DM Monitoring
KYIV: Ukraine’s President Volodymyr Zelenskyy on Monday condemned Russia’s overnight and early morning barrage on his country as “vile” and said it involved over 100 missiles of various types and about 100 “Shahed” drones.
Ukraine’s leader said there were deaths and dozens of injuries and that the attack caused a lot of damage to Ukraine’s energy sector. “Like most previous Russian strikes, this one was just as vile, targeting critical civilian infrastructure. Most of our regions — from the Kharkiv region and Kyiv to Odesa and our western regions,” Zelenskyy said.
The barrage began around midnight and continued beyond daybreak in what appeared to be Russia’s biggest attack against Ukraine in weeks. Russian forces fired drones, cruise missiles and hypersonic ballistic Kinzhal missiles at 15 Ukrainian regions — more than half the country, Ukraine’s Prime Minister Denys Shmyhal said Monday morning.

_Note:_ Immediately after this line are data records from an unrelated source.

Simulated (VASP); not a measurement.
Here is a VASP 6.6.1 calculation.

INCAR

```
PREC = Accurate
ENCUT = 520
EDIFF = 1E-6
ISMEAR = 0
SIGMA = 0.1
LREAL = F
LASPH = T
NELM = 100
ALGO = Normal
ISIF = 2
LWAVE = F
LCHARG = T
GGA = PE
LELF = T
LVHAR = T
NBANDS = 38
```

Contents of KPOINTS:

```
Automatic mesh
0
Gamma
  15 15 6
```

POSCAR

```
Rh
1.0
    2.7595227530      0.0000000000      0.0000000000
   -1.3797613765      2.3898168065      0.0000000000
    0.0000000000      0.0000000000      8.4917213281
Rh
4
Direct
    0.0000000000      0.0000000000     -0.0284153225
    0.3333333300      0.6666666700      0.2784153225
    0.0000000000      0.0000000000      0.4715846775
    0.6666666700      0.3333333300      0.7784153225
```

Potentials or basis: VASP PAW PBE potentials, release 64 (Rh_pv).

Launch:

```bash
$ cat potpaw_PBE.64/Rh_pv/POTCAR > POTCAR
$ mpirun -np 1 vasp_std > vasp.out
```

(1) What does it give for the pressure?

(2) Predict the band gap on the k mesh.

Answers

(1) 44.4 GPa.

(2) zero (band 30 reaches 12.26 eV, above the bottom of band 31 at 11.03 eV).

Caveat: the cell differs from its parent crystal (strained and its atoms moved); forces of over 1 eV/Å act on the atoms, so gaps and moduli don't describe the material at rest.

“The energy infrastructure has once again become the target of Russian terrorists. Unfortunately, there is damage in a number of regions,” Shmyhal said, adding that Ukraine’s state-owned power grid operator, Ukrenergo, has been forced to implement emergency power cuts to stabilize the system.
He called on Ukraine’s allies to provide Kyiv with long-range weapons and permission to use them on targets inside Russia.
“In order to stop the barbaric shelling of Ukrainian cities, it is necessary to destroy the place from which the Russian missiles are launched,” Shmyhal said. “We count on the support of our allies and will definitely make Russia pay.” According to Ukraine’s air force, there were multiple groups of Russian drones moving toward eastern, northern, southern, and central regions of Ukraine, followed by multiple cruise and ballistic missiles.
Explosions were heard in the capital, Kyiv. Power and water supplies in the city have been disrupted by the attack, Kyiv Mayor Vitali Klitschko said.
At least three people were killed — one in the western city of Lutsk, one in the central Dnipropetrovsk region and one in the partially occupied Zaporizhzhia region in the southeast, according to local officials. Thirteen others were wounded — one in the Kyiv region that surrounds the Ukrainian capital, five in Lutsk, three in the southern Mykolaiv region and four in the neighboring Odesa region.
Blackouts and damage to civilian infrastructure and residential buildings were reported across the country, from the region of Sumy in the east, to the Mykolaiv and Odesa regions in the south, to the region of Rivne in the west.
In Sumy, a province in the east that borders Russia, local administration said that 194 settlements were in a full power blackout, while 19 others had a partial blackout.
Ukraine’s private energy company, DTEK, introduced emergency blackouts, saying in an online statement that “energy workers throughout the country work 24/7 to restore light in the homes of Ukrainians.”
In the wake of the barrage and the power cuts, regional officials all across Ukraine were ordered to open “points of invincibility” — shelter-type places where people can charge their devices and get refreshments during energy blackouts, Prime Minister Shmyhal said. Such points were first opened in Ukraine in the fall of 2022, when Russia targeted the country’s energy infrastructure with weekly barrages.
In neighboring Poland, the military said Polish and NATO air defenses were activated in the eastern part of the country as a result of the attack.
In Russia, in the meantime, officials reported a Ukrainian drone attack overnight and on Monday morning.
Four people were injured in Russia’s central region of Saratov, where drones hit residential buildings in two cities. One drone crashed into a residential high-rise in the city of Saratov, and another hit a residential building in the city of Engels, home to a military airfield that had been attacked before, local officials said.
Russia’s Defense Ministry said that a total of 22 Ukrainian drones were intercepted overnight and in the morning over eight Russian regions, including the Saratov and Yaroslavl regions in central Russia.